I had an adversarial relationship with the sisters of St. Joseph at Holy Name School. They wanted to instill knowledge in my mind. I wished to remain as I was. Thanks to their persistence and support from my parents, I learned reading, writing and enough arithmetic to send me down the line I was to follow. These nuns were formidable presences in their flowing veils, their black serge tunics, and their stiff white aprons and clanking rosary chains. Even the class bullies and toughs backed down. You messed with a nun and you were replaced quickly and permanently by the next kid on the waiting list.

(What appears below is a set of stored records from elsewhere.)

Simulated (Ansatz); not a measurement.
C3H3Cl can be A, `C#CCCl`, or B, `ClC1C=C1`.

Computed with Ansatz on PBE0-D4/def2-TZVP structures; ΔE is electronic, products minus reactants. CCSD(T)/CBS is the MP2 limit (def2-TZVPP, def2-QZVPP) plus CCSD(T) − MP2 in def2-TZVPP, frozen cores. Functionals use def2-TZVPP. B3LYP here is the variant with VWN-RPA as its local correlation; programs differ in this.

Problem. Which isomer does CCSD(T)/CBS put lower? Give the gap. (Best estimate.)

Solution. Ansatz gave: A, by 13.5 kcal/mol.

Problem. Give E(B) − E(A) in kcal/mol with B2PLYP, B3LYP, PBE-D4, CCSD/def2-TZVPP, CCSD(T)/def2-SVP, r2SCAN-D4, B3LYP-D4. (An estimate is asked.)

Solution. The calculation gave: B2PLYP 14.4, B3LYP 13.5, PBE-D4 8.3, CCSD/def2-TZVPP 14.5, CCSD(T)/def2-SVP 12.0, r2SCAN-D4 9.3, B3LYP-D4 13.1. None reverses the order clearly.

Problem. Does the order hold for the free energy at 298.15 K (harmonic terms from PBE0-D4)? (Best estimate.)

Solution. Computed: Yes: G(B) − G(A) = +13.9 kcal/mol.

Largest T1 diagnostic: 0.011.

When I told my parents about the rigors of life with Sister Conese or Sister John the Baptist, my father would say you're lucky you never had Sister Eubestrabius. This woman had been a mule skinner out west before entering the convent and our dad said that after eight years under her thumb, WWII had been a piece of cake. A piece of cake that sometime blew up in your face, but still preferable to camping with Sister U.
One day in fifth grade, sister was talking about goldenrods. They were in a poem I think, and sister lowered her book and said, "What do goldenrods make you think of, girls and boys?" No one ventured a guess. Even Joseph R. and Mary C. the honor roll kids were struck dumb. "This is easy." sister said. "What do they remind you of?" Nothing. Absolutely nothing. Finally she had to tell us that they should remind us that the school year was about to start. Mary nodded in assent and Joseph simpered yes, yes.
Now sister had grown up during the depression when goldenrod took over the idle fields and shuttered factory yards, while we students lived in a manicured suburb where the goldenrod was relegated to railroad cuttings and the yards of the mentally ill; places we were forbidden to go. We associated goldenrod not with sweet sorrow but with danger. And beyond that, none of us could imagine sister as a child dreading the approach of another nine month stretch in school. To me, she was the face of this punitive system that was wasting my youth.
I don't know if sister was chagrined that none of us shared her nostalgia, but after that day she stuck to trains travelling east at 60 mph and the glorious exploits of the Crusaders retaking the Holy Land for a century or so before losing it to the Saracens once again.